Paragraph 20(1)(c): financial impact on a third party

[54]      Paragraph 20(1)(c) requires institutions to refuse to disclose information that, if disclosed, could reasonably be expected to have a material financial impact on a third party (that is, a private company or individual, but not the person who made the access request) or harm its competitive position.

[55]      To claim this exemption with regard to financial impact on a third party, institutions must show the following:

  • Disclosing the information could result in material financial loss or gain to the third party.
  • There is a reasonable expectation that this harm could occur—that is, the expectation is well beyond a mere possibility.

[56]      To claim this exemption with regard to competitive position, institutions must show the following:

  • Disclosing the information could injure the competitive position of the third party.
  • There is a reasonable expectation that this prejudice could occur—that is, the expectation is well beyond a mere possibility.

[57]      When these requirements are met, and the third party to whom the information relates consents to its disclosure, subsection 20(5) requires institutions to reasonably exercise their discretion to decide whether to disclose the information.

[58]      In addition, when the requirements are met, subsection 20(6) requires institutions to reasonably exercise their discretion to decide whether to disclose the information for public health or public safety reasons, or to protect the environment, when both of the following circumstances (listed in subsection 20(6)) exist:

  • disclosure of the information would be in the public interest; and
  • the public interest in disclosure clearly outweighs any financial impact on the third party, any prejudice to the security of the third party’s structures, networks or systems, or competitive position, or any interference with its contractual or other negotiations.

[59]      However, subsections 20(2) and 20(4) specifically prohibit institutions from using paragraph 20(1)(c) to refuse to disclose information that contains the results of product or environmental testing carried out by or on behalf of a government institution, unless the testing was done for a fee for an individual or an organization other than a government institution.

Does the information meet the requirements of the exemption?

[60]      IAAC applied paragraph 20(1)(c) concurrently with paragraph 20(1)(b), and in some cases concurrently with paragraphs 16(1)(c), 21(1)(a), 21(1)(c) and subsection 24(1), to withhold certain information related to Artemis Gold, IRTC and Nemaska.

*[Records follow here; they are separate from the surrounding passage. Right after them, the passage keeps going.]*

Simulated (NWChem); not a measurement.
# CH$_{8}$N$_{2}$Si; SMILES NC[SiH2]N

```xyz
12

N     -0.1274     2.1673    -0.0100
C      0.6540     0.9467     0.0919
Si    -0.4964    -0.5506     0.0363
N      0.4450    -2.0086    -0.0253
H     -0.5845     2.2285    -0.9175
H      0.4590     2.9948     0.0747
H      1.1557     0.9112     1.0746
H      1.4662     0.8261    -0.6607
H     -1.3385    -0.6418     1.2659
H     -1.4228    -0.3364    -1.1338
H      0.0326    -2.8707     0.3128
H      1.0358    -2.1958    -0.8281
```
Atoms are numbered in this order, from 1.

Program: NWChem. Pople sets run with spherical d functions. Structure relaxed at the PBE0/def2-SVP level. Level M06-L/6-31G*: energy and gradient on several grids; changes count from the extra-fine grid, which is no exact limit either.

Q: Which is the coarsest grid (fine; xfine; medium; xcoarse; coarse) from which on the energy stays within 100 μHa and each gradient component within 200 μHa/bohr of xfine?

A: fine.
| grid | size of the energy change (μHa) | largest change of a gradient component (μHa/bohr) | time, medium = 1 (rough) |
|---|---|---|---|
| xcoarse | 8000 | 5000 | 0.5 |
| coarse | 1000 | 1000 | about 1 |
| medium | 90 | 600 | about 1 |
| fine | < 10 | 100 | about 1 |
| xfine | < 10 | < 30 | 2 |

[61]      Artemis Gold indicated that disclosure of the records related to it could reveal Artemis Gold’s development strategy or impact the ability of Artemis Gold to secure capital financing.

[62]      Turning to IRTC’s information, IRTC indicated that it does not expect any harm to result from disclosure of the information related to it. IAAC’s representations regarding the prospective harm of disclosing the information pertaining to IRTC were entirely speculative. IAAC failed to explain how disclosure of this information could either result in material financial loss or gain to IRTC or another third party, or injure IRTC’s competitive position. IAAC also failed to explain how such an injury could reasonably be expected to occur.

[63]      Finally, with respect to information pertaining to Nemaska, IAAC has indicated that disclosure could result in material loss for Nemaska. Neither Nemaska nor IAAC established how any injury described in paragraph 20(1)(c) could occur, much less that such a harm could reasonably be expected to result from disclosure of information pertaining to Nemaska.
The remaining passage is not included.